Have high-powered computers saved Sun?
Sun Microsystems Inc, the darling of the dot-com boom, never really recovered from the bet it made on high-powered computers used to run the first generation of Internet datacentres.
But it's those same high-performance machines, favored by many telecom operators and financial services companies to handle high-transaction volumes in their switchboards or trading exchanges, that may prove to be its saving grace.
After decades of pursuing an idiosyncratic product strategy that resisted the growing standardization of the rest of the computer industry, Sun is in talks to be acquired by IBM for $6.5 billion in cash, according to the Wall Street Journal, and investors are betting a deal will happen.
The 100 percent premium on IBM's potential offer will be welcome news to Sun's long-suffering shareholders, who have endured a flatline stock price since early this decade and 70 percent plunge in its share price over the past year alone. IBM can take some solace in Sun's $3 billion in cash and short-term securities, or $1 billion or so of net cash.

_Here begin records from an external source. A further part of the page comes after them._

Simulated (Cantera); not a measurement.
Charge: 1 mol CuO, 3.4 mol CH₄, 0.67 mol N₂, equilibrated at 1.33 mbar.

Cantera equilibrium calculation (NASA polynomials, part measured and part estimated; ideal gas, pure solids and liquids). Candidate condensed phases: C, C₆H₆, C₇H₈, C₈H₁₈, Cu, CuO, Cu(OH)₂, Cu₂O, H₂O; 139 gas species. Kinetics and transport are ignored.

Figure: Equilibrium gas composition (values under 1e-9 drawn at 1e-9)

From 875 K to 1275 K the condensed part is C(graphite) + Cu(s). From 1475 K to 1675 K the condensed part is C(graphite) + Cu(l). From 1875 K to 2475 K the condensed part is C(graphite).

The key attraction for IBM is likely to be Sun's high-end SPARC computer franchise, which, while competitive with IBM's own range of Power-class servers, mainframes and supercomputers, would bolster IBM against Hewlett-Packard's own transaction-heavy machines sold to banks, brokers and telecom operators.
Down the road, we also may look back at a IBM-Sun merger as partly due to this week's heavily marketed entry of network equipment maker Cisco Systems into the computer server market long dominated by IBM, H-P, Sun and Dell.
Cisco's land grab in the server market is likely to have more immediate impact on smaller data storage players. Cisco's moves are little threat to major server players IBM and HP. But its stated ambition to help define the next generation of Internet data centers is bound to prove a challenge to Sun's historic franchise in this market.
In many respects, Sun's strategy looks like a losing version of IBM's successful diversification over the past decade out of hardware and into computer services and software. Forty percent of Sun sales come from computers; 15 percent from storage, 40 percent from services to install and maintain products, with a tiny fraction from software. Most of these pieces will dovetail nicely with IBM's far larger businesses in these areas and may overcome IBM's often-stated preference for smaller software and services mergers over the past decade.
Sun's ambitions to move into software through acquisitions like the $1 billion deal to acquire database maker MySQL have been slow to produce results. Sun, which invented Java software in the early days of the Web, failed ever really to commercialize that franchise. Java has become a product brand and a ticker symbol rather than any sort of money-spinner for Sun. IBM and Sun both share a common commitment to open-source software that might hamstring other computer mergers.
Its revenue peaked in 2001 and remains 25 percent below its historic high level. Sun showed next to no revenue growth during 2008. It has reported losses in five of the past eight years, including last year. Its historic strength in financial services has become its latest bad bet.
But after years of gloom, that early bet on computers used to run the Internet may finally be coming good, with the support of IBM.